Despite the melodrama, it is clear from the start that Rosellen Brown is not manipulating a suspensefully delayed revelation about the murder but is concerned with the suffering that Jacob's crime inflicts on his family, and the ethical confusion and terror they are now forced, painfully, to confront. Relentlessly, Brown circles around some disturbing conundrums: Do parents ever really know their children? Is there any conceivable way of reconciling the conflicting demands of justice and family ties? How can a parent cope with the indisputable evidence of evil in a beloved child?
Brown attempts to deal with these unnerving questions by dividing the narrative among three voices, those of Ben, Carolyn, and Judith, each offering different points of view about Jacob and the murder. But the boy is not heard directly, as though to emphasize his stark and terrible difference from the others. He clings to his sullen, disquieting silence, shattering the nerves of his parents and sister, until, home on bail and awaiting trial, he tearfully blurts out his version of that fateful night; but his parents know it is less than the truth. Each of them is determined to make different use of the truth they've grasped, and their irreconcilable decisions splinter the family more gravely than ever. Ben insists, “I had no illusions. But he was my son, and my love is not provisional upon his actions or his goodness,” and he refuses to testify against Jacob. Carolyn, the last of the true believers in justice, and haunted by the indelible memory of the girl's bloody skull, tells the court the truth. Yet the trial ends in a hung jury, setting Jacob free.

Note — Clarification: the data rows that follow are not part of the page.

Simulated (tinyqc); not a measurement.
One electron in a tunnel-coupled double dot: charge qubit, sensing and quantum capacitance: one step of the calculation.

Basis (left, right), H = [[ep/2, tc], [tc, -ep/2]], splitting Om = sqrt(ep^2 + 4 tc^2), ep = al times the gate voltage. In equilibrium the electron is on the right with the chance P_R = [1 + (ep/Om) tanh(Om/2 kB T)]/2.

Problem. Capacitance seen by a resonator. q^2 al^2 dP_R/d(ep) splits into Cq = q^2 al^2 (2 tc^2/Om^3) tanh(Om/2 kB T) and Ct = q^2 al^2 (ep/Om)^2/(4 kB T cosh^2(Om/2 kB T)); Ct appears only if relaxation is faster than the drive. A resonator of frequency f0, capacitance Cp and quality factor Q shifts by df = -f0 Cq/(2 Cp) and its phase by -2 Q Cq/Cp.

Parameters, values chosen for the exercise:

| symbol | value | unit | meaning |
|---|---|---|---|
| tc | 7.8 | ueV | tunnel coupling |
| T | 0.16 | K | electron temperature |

Unfortunately, as the antagonistic moralities clash, Brown's dramatic scheme becomes too schematic and contrived. The father's unconditional support for his son, which he dubiously regards as a form of forgiveness, is asserted over and over again, but it is never credibly demonstrated. The mother's uncompromising intransigence seems equally implausible. Only twelve-year-old Judith is allowed to speak words of wisdom instead of the exclamatory shallowness assigned to her parents, for Judith alone seems to have any awareness of the reality of evil: “I mean, aren't there people who are just plain not nice?”
In the end we are left with only an ambiguous and irresolute sense of the irreparable damage that the murder has done to all the Reisers, and a mawkish finale merely papers over the cracks, moral and psychological, that Brown has failed to confront. We don't encounter the decisive, probing intelligence this novelist brought to an earlier book, Civil Wars, about the post-partum depression of civil-rights militants bereft of their causes by history. Reading Before and After, with its considerable wealth of acute observation and social detail, we can't help feeling cheated by the equivocal ending that Brown settles for, rather than a hard-won quest for an answer to her terrible question, “If your son was a killer, what would you do?”